The cleansing compositions of the present invention may be used in the conventional manner. Thus, the skin to be cleansed is moistened with water, the cleansing composition is applied to the area to be cleaned, and the area is rubbed, preferably with the concomitant production of a lather. The soap/lather is then rinsed off.

The following examples demonstrate the cleansing compositions of the present invention. These examples are given as an illustration only and are not intended to limit the scope of the invention. In the Examples, the terms "Gel", "gel", "Hydrocarbon Gel" and the like refer to a gel having a composition containing KRATON® G-1650 and ISOPAR® M, each as described above. EXAMPLE 1 PREPARATION OF CLEANSING PRODUCT COMPOSITION A cleansing product was prepared by combining the ingredients in the amounts indicated in Table 1 and then mixing these ingredients together.

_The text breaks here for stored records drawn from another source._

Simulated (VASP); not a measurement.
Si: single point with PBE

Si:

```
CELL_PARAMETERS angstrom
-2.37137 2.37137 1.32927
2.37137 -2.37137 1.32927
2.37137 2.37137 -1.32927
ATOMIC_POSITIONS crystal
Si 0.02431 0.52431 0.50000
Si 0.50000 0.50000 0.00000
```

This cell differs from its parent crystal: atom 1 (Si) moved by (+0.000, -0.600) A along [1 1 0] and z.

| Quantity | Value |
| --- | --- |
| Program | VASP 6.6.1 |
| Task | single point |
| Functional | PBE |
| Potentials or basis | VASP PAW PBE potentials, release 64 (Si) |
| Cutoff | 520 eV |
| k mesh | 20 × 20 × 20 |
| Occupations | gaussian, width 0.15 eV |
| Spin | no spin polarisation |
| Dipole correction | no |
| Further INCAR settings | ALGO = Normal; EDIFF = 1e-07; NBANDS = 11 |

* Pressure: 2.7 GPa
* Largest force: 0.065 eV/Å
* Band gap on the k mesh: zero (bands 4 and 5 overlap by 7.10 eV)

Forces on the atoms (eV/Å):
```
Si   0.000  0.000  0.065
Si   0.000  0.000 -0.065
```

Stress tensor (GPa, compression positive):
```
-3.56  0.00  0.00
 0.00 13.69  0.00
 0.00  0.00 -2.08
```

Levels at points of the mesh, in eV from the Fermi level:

Table 1 CLEANSING PRODUCT COMPOSITION

EXAMPLE 2 SKIN IRRITANC Y DATA

Four test materials were prepared as set forth in Table B, and tested for their impact on skin barrier function. Test material 1 was water, which served as a negative control. Test material 2 was a mixture of soap base, hydrocarbon gel and fragrance. Test material 3 was the same as test material 2, except that the hydrocarbon gel was omitted. Test material 4 was a 1% solution of sodium lauryl sulfate (SLS), which served as a positive control. The results of these tests are presented in Table 2. Table 2

TEWL - MEAN ADJUSTED EVAPORIMETER MEASUREMENTS (N = 11 ; G/M²/HR)

As evidenced by the results shown in Table 2, the transepidermal water loss (TEWL) value is lower when polymeric gellant is included (Test Material 2) than when the polymeric gellant is omitted (Test Material 3), thus showing that the gellant aids in protecting the stratum corneum under irritant challenge by the soap and fragrance. Therefore, the data of Table 2 indicates that under repeat application patch challenge, the gellant reduces the impact of soap and fragrance on skin barrier function.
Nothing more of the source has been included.